Sun Cluster Geographic Edition Overview

Recovering From a Disaster

Disaster tolerance is the ability of a system to restore an application on a secondary cluster when the primary cluster fails. Disaster tolerance is based on data replication and failover. The Sun Cluster Geographic Edition software enables disaster tolerance by redundantly deploying the following:

Data replication is the process of continuously copying data from the primary cluster to the secondary cluster. Through data replication, the secondary cluster has a recent copy of the data on the primary cluster. The secondary cluster can be geographically separated from the primary cluster.

Failover is the automatic relocation of a resource group or device group from a primary cluster to a secondary cluster. If the primary cluster fails, the application and the data are immediately available on the secondary cluster.

The Sun Cluster Geographic Edition software supports two types of migration of services: a switchover and a takeover. A switchover is a planned migration of services from the primary cluster to the secondary cluster. During a switchover, the primary cluster is connected to the secondary cluster and coordinates the migration of services with the secondary cluster. This coordination enables the data replication to complete and ensures that services can be transferred from the primary cluster to the secondary cluster without loss or corruption of data.

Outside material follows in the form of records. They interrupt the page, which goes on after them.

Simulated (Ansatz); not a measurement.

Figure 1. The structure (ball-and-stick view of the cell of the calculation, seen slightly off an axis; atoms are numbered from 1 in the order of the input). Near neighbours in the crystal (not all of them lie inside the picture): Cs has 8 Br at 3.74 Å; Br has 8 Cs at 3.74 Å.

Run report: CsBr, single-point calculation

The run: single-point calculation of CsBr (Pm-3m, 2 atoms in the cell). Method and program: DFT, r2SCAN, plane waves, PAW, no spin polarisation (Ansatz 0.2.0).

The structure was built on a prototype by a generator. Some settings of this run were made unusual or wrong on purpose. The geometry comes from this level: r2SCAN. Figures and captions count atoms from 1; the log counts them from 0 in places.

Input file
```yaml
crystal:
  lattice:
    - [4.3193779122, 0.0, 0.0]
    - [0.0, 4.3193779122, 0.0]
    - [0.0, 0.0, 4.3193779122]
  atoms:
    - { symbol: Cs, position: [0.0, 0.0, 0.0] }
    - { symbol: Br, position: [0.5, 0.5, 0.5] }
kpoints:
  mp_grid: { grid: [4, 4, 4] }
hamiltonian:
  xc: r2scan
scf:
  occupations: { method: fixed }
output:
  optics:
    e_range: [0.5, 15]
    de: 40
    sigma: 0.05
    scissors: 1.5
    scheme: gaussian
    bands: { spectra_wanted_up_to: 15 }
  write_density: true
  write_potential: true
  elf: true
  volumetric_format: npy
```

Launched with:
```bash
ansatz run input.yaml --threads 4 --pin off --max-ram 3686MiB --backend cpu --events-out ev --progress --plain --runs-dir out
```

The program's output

A takeover is an emergency migration of services from the primary cluster to the secondary cluster. A system administrator can initiate a takeover to recover from a disaster. Unlike a switchover, the primary cluster is not connected to the secondary cluster during a takeover. Therefore, the primary cluster cannot coordinate with the secondary cluster to migrate the services. Because of this lack of coordination, the risk of data loss and data corruption in a takeover is higher than it is with a switchover. The Sun Cluster Geographic Edition software uses dedicated recovery procedures during a takeover to minimize data loss and data corruption.